First off, by "graphical models", I'm assuming you mean probabilistic models on graphs and not the graphical models used in some areas of Bayesian statistics. In the case of a stochastic blockmodel, we've seen examples in class of overfitting and underfitting. If each vertex is its own block, I would certainly describe that as overfitting the data and conversely, in most applications, an Erdos-Renyi model would not capture a lot of the information the graph provides.

I'm not sure I understand the second half of your question.

maxcollard commented 9 years ago

There are two issues at play here: the first is the issue of over/underfitting, which is the result of a mismatch between the number of model parameters and the number of observed data points. Say work in the space of graphs with 30 vertices. If you fit a categorical model (which has 2^(n^2) - 1 parameters) from N=10 subjects, then you're obviously overfitting profusely. Similarly, if you use an Erdos-Remy model (which has 1 parameter) fit from N=2500 subjects, you're obviously losing information. Over/underfitting can be understood in much the same way as in other settings: number of parameters to fit vs. number of data points. A canonical test for this is to see if your model changes dramatically when you leave out an entire subject (or group of subjects).
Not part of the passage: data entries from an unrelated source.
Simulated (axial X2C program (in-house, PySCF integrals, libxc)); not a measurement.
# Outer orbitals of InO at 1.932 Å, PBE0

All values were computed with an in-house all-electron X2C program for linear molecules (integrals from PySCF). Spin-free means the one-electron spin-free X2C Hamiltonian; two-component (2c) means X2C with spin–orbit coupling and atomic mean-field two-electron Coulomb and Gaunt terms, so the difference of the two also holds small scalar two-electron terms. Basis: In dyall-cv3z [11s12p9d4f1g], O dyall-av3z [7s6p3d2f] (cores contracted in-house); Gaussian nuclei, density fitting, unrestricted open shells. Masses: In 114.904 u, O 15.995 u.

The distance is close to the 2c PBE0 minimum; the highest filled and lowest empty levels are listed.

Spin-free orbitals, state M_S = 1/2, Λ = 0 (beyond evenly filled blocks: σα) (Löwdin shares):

The second issue, I think, is a little more profound than just overfitting: In all of our examples so far, we have just assumed a consistent set of vertices, and that our labeling of these vertices is accurate. It is certainly a legitimate question to ask: how are we sure that our assignments of the vertices are in any way accurate? For example, in fMRI, how do we know which voxels to group together and treat as "one node"? Jerry is, I think, asking for some quantitative measure of how much noise/inaccuracy a model allows for the vertex assignments while still being able to accurately represent phenomena. That's a hard question.